Tuesday, May 1, 2012


A change that has come about at General Conference 2012 (GC 2012) is that ordained elders are no longer "guaranteed" an appointment.  This came about a little over 50 years ago with the ordination of women to ensure that gender was not a consideration on whether or not an elder would have employment in the local church.  Since then it has been argued that it is an avenue for ineffective clergy to coast because even if they were not effective in the local church they would have an appointment somewhere when their church asked for them to move or they asked to move.  I agree with many who are in favor of doing away with security of appointment that accountability is essential.  Just to be clear I have no argument with this.  I also have known those clergy that might be considered ineffective and understand that there is a need for at the very least a plan for improvement, training and in some cases counseling for these clergy.

The following is a response to a blog post by a young delegate to GC2012 that was present when this decision was made.  See her post HERE.  I appreciate her take on this issue, and feel that as she is speaking from the point of view of a clergy spouse she fully understands the ramifications of today's decision.  Here is my reply to her post:

I appreciate that you “have hope and faith that these committees to evaluate the decisions to terminate appointed clergy will be effective.” Of course, as we have learned throughout history faith and hope in humanity can end in disappointment. Thus to ensure fairness in employment we have many civil laws which regulate employers so that employees will have a minimum compensation, equal opportunity in hiring, and the like. Because, as in many things based on the corporate world, it’s all about the bottom line and the profit margin. If they can get away with paying children $.50 an hour, they will.

The truth is that while there are many who feel doing away with guaranteed appointments will raise the bar as to clergy effectiveness, I fear it will have the same ramifications as the standardized testing in public schools. The teachers teach to the test. Extrapolating that to the clergy, the clergy will then feel a need to appear effective without actually being effective. Those who are ineffective understand how to do this. And the bar that will be set will be based on metrics which have proven to be problematic in the ability to measure the work of God.

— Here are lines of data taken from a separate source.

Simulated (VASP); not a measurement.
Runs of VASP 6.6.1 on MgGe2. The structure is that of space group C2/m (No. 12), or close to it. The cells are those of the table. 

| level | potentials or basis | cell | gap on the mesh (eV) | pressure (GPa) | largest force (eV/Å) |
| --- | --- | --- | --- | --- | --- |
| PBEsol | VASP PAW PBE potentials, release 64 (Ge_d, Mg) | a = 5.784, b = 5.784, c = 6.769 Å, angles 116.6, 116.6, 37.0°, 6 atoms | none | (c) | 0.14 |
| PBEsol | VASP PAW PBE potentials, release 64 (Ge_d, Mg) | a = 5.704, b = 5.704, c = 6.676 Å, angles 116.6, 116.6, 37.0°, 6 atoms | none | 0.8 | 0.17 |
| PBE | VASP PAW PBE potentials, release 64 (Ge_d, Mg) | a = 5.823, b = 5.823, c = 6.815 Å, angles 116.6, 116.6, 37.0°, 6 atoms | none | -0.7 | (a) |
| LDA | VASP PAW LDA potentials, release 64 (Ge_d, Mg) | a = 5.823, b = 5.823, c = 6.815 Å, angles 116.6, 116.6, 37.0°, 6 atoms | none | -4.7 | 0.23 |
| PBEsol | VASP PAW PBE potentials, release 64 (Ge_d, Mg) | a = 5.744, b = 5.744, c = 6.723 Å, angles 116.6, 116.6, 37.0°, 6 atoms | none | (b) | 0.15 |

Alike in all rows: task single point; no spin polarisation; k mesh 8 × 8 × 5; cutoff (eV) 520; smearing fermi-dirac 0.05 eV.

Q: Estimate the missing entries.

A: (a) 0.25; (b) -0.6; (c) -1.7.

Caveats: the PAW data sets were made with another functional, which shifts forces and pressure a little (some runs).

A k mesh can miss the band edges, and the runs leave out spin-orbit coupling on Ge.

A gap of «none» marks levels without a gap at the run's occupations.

In actuality there was already a system in place to do away with clergy who did not fulfill their covenant relationship including effectiveness in ministry. This was not something that was unavailable prior to this decision. There does not seem to be any recourse for churches who are ineffective regardless of the clergy placed there, and there is little done regarding laity who do not live up to the covenant of membership. Deacons and local pastors are not guaranteed an appointment but they were also not required to itinerate. This seemed to be the trade off, yet the itineracy was not addressed in this petition.

Until there is a standard for what ineffective means, it is subjective, and therefore, opens the door for discrimination based on a variety of things not the least of which is gender, race, theology, etc. As I female clergy I can tell you that gender discrimination is not a thing of the past as some would have you believe, and in other parts of our connection women are just now gaining some respect from their male colleagues. As I cannot speak from personal experience as to the minority issue, I will not. I fear that this decision will have unintended and far reaching repercussions that have not been considered, but I pray I am wrong.

I have heard from other clergy and laity who are concerned with this decision as there is no mutuality of accountability.  It seems that ineffective churches and laity, are not being held as accountable for the effectiveness of local church ministry as a pastor that is appointed there.  Further, the Bishops are not subject to this as once you are elected Bishop you are Bishop for life.  (Term limits for Bishops were also discussed and voted down at GC2012.)

With this decision as well as the lack of accountability for local churches and Bishops, I am concerned on the following points/questions?

1.  What about those areas of the connection (including the Central Conferences) in which gender equality as well as other discrimination is still an issue?

2.  What about church's who are not effective historically and, as some have pointed out are considered "clergy killers."  Will they be held to accountability as well?  Perhaps not being guaranteed an appointment of a clergy or even being closed for ineffectiveness.

3.  What are the standards for effectiveness?  How will this be measured?  Since there isn't a hard, firm standard it is still largely subjective, and that is a concern to me.

4.  If a Bishop has a large number of clergy not appointed due to ineffectiveness will that reflect on his or her episcopacy?

5.  If a clergy is deemed to be ineffective in one setting, are they free to seek appointment in another conference?  Or does this equate to a "defrocking?"

6.  Why was the avenue to remove clergy from the ministry currently available in the Book of Discipline not considered adequate for encouraging effectiveness in ministry?

Okay, these are a few thoughts/questions I have on this.  Perhaps you have answers or thoughts you would like to share on this.  Please let me know what you think about this issue.


Sonja Tobey said...

Here is a blog from someone else that has answers to many of my questions. Thanks to Amy Lippoldt


John L. Myers said...

This is all new to me. I have serious doubts about accurate methods of measurements of effectiveness for either the church or the minister, but forsee many invoking the name of Deity to support any particular position. The nature of the church, as I understand it, implies that it strives for achievement in areas where there are no metrics and to attempt to assess these areas is like explaining why a joke is funny.